(A) As used in this Formation Resolution, the following terms shall have the meanings specified, unless the context clearly requires otherwise (such meanings to be equally applicable to both the singular and the plural forms of the terms defined):
(1) “Act” means collectively NMSA 1978, §§ 5-11-1 to -27 (2001, as amended), the home rule powers and all enactments of the City Council, including this Formation Resolution.
(2) “AMAFCA” means the Albuquerque Metropolitan Arroyo Flood Control Authority.
(3) “City” means the City of Albuquerque, New Mexico.
(4) “Clerk” means the City Clerk.
(5) “Council” means the City Council of the City.
(6) “Development Agreement” means the development agreement dated ____________, 2009 by and between the City, the District, the Petitioner, and Vantage Builders, Inc., a New Mexico corporation, in accordance with § 4(I) of the PID Ordinance, in the form attached as Exhibit 10 to the Petition, which Development Agreement shall be joined and ratified by the District.

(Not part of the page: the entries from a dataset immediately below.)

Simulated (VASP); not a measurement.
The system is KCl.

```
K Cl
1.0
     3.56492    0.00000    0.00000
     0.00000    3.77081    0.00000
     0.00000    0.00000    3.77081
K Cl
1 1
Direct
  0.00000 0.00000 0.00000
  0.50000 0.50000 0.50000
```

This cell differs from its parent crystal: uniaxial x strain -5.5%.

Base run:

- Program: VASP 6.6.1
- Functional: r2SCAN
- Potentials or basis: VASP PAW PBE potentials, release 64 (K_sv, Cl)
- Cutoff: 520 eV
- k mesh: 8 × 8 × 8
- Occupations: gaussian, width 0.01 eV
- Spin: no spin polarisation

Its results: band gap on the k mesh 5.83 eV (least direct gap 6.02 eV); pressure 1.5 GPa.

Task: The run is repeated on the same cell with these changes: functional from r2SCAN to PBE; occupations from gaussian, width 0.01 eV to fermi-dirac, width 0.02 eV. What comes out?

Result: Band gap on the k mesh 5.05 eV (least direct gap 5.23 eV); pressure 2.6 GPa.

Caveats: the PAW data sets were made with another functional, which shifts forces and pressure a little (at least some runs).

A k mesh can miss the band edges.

(7) “District” or “PID” means the Volterra Public Improvement District.
(8) “District Bonds” means one or more series of bonds proposed to be issued by the District pursuant to the Act.
(9) “District Boundary Map” means the map attached as Exhibit B to the General Plan.
(10) "District Special Levy" or "District Special Levies" means the special levy or special levies to be imposed on the Land pursuant to NMSA 1978, § 5-11-20 (2001).
(11) “Feasibility Study” means the study of the estimated costs and financing methods of the Infrastructure Improvements submitted by the Petitioner in connection with the Petition, in the form attached as Exhibit 5 to the Petition.
(12) “Formation Documents” means the Petition, the General Plan, the Development Agreement, and such other documents as are required by the Act and the PID Ordinance to be submitted by an applicant in connection with an application for the formation, implementation and governance of the District.
(13) “Formation Resolution” means this resolution adopted by the City in connection with its approval of the formation of the District, as supplemented or amended from time to time.
(14) “General Plan” means the General Plan submitted by the Petitioner in the form attached as Exhibit 3 to the Petition, which includes a map depicting the boundaries of the district and the real property proposed to be included in the district; a general description of anticipated improvements and their locations; and general cost estimates, proposed financing methods and anticipated special levies.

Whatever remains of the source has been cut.